Westlake Governance Limited is excited to announce our partnership with Australian firm Peakstone Global Pty Limited. Together we can provide even more comprehensive governance, risk and compliance solutions to our customers.

Welcome to my blog on Chairing the Board


Three things they don’t teach you at ‘Board Boot Camp’

Nobody’s born a director. We don’t grow into being a governor, the way we do with walking, talking, parenting and even, to some degree, making a success of a job. All of these are essentially skills we learn as individuals.

Becoming an effective director requires a range of technical, social and communication skills, where we learn to contribute as one of a group, rather than with individual authority.

When a new member joins your board, you want them to contribute as soon as possible. This is as true for a small for-purpose board as for a large, complex corporate enterprise. They need to understand, at least, their role and legal responsibilities as directors, the organisation they’re joining and the industry you operate in.

Over the years, though, I’ve realised that a few things – ways we approach the role – aren’t typically taught, but can make a huge difference to how well a director contributes and how effectively your board functions.

  1. From I to We

    • Governance differs from management in one vital respect: when you’re a member of a board, you do almost nothing as an individual, and everything as a collective. New board members are often surprised – sometimes even disillusioned – to discover that they have no power as individuals to make decisions for the organisation, to impose their own agenda or to instruct management. Working collectively, however, the board has all the powers it needs to do these things.

    • This may also have something to do with why the best CEOs don’t always transition to being the best directors or board chairs. After all, they’ve been used to exercising individual responsibility, often as the boss, for much of their career.

  2. From ‘What’ to ‘So What’ and ‘What If’

    • For many board, too much of our briefing pack typically comprise unprocessed data, granular financial tables and a level of detail that sucks us into the operational weeds: the more detail management provides, the more directors feel invited to dig one level deeper.

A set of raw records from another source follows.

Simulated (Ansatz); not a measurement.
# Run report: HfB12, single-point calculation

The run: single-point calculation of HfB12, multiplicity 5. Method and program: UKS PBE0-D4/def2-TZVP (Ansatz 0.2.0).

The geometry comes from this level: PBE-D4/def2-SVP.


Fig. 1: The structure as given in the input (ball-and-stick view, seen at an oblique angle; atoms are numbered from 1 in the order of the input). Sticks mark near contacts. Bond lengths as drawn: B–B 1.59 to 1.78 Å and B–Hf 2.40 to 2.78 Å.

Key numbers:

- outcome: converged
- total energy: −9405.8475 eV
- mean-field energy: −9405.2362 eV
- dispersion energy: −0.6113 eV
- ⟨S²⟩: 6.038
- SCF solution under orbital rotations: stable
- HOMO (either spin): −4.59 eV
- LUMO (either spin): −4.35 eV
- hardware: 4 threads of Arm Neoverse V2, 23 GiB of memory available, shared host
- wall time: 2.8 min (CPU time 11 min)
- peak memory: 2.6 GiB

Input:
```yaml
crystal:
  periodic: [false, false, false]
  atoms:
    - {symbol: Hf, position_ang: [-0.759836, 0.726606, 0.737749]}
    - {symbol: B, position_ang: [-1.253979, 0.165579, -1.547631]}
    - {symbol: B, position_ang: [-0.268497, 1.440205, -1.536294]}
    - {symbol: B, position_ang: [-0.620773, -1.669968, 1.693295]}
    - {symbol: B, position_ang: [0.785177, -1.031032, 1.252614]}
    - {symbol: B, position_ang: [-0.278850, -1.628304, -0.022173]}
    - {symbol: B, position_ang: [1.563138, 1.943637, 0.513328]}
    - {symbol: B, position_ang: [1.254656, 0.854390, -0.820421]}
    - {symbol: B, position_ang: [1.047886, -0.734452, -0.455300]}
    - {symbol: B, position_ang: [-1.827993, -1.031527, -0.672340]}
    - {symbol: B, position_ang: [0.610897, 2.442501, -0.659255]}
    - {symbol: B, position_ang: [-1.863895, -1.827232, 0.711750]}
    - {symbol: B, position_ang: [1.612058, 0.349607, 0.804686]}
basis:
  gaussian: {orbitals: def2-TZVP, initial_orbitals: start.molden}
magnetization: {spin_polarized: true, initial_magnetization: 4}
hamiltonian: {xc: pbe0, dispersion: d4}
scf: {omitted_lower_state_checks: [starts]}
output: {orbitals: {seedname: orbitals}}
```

    • What we need is less ‘what’ and more ‘so, what’ and ‘what if …’. In other words, we need more analysis that tells us the implications rather than simply the facts: for example, what does this information mean for our strategy and our risks? This is where the board’s main focus should be, rather than spending more valuable time looking in depth at last month’s management reports.

    • The important follow up to these first two questions is ‘what next’: what should we do about it? The result of getting this right will be a board engaged in building the future organisation, rather than focusing on the present and the past – with board papers to match. After all, the future is the only place where we can add value and change things.

  3. From Cognitive Diversity to Collective Responsibility

    • The third item, that’s seldom highlighted, is the mind-shift that needs to occur at the moment we make a decision. Up to this point, we typically seek out a range of views, ‘cognitive diversity’ or different ways of thinking about a problem, with the aim of reaching the best consensus solution. After the debate, though, and from the moment the board decides an issue, all board members need to accept their collective responsibility – whether or not they personally have agreed with the decision.

    • Breaching this fundamental principle damages any board’s cohesion and credibilty;  for example, letting it be known that one didn’t agree, or undermining or trying to relitigate the decision at your next board meeting.

    • If you disagree strongly enough with the board’s decision, you have two choices: you can ask that the minutes record your dissenting view – and then get over it. However, if you really can’t accept or get over it – perhaps you see a legal, ethical or reputation risk that your colleagues don’t – then your only real option is to think about whether you should continue on that board, or whether to step away. It’s a big step, and not one to take lightly, but you always need to keep that option up your sleeve for such a moment.

On its own, each of these may seem a small point. Looking back, though, how I wish that some wiser, more experienced director had opened my eyes to them far earlier.

Finally today, a fourth point for any new board member (and some not so new):

  • Remember, it’s quality of your questions, not the length of your lectures, that will make the difference in the boardroom.